Latest update January 30th, 2025 6:10 AM
Sep 21, 2018 Letters
Dear Editor,
The constant rise of crime in Guyana is a perpetual phenomenon and a very frightening situation among our young women and young men. As I watched the news and read the papers I am flabbergasted at the vast number of young women who are into the drug pushing business and are sentenced daily and fined heavily by our courts. I just saw this caption:
”Vendor, hairdresser remanded on trafficking charges after airport cocaine bust”
These are very young women that are involved in these drug crimes. We also see young men involved into robbery under arms, murder, rape, drug pushing and the long dismal list of crime daily goes on.
This does not mean that older drug dealers are not involved by using these young people as their ”scapegoats” to carry out their insidious acts. We also saw on the news that different types of drugs infiltrating our school system and we are told the drug pushers are the students. We will now need more school security before guns infiltrate our schools.
Most young people who are involved in crimes have a desire to ”get rich quick” and many of them are very educated but they don’t want to work or seek a job. They have decided to keep the wrong company thus push themselves into a life of crime by peer pressure.
Poor economies like Guyana where unemployment is on the increase and the closing down of the sugar industries is another broad road to crime. Young people are frustrated because they have no jobs even if they are qualified. Most seek to migrate, never to return. Professor Clive Thomas wanted to give one million Guyana dollars to every family here which is not a lot of money.
We will not be extracting oil for a next twenty years in Guyana so it will be wise if this administration and the incoming governments have a strategic economic plan to invest this money by opening up more job opportunities for our Guyanese people by creating more industries and not more ”debts”. This money can also be used to modernize the sugar industries so that workers can get more jobs. If we can invest wisely in modern technology and create more payable jobs also raise teachers pay to three hundred thousand per month we will have more Guyanese coming back to live here than the massive migration we have seen for the past fifty years.
A close look at our markets and in Georgetown tells me clearly we have more sellers than buyers so if everybody wants to be a business man or woman then who will buy? This administration needs to invest in our security system by paying policemen and soldiers better salaries. We have to stamp out this drug trade before it gets out of control.
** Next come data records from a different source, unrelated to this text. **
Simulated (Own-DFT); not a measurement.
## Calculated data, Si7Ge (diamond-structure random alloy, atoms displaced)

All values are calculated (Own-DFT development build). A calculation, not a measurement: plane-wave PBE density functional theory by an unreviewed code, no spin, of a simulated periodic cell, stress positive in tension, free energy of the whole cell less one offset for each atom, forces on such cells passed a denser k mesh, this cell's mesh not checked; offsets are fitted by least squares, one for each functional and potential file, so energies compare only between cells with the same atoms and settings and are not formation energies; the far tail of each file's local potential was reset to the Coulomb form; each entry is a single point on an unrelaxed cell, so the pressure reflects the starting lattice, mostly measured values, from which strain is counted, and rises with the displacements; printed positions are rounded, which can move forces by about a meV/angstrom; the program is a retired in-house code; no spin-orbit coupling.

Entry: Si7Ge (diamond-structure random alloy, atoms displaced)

Crime is also a moral issue where we have poor family values in our nation. Too much ”single parent life styles” the sanctity of marriage is thrown out the homes so we have too much ”tek up, live home and shak up life styles” that produce many unwanted children who grow up into poverty that are the criminals for tomorrow.
We must set examples for our children to follow. A life of poverty and laziness will lead to a life of constant crime. It’s time we inculcate moral values in our young people that’s why I have a youth group in my church. It’s about time we introduce religious education into our schools and prayer. I wish to admonish all young and old people to refrain from crime. No nation is able to give every citizen all their wants and needs.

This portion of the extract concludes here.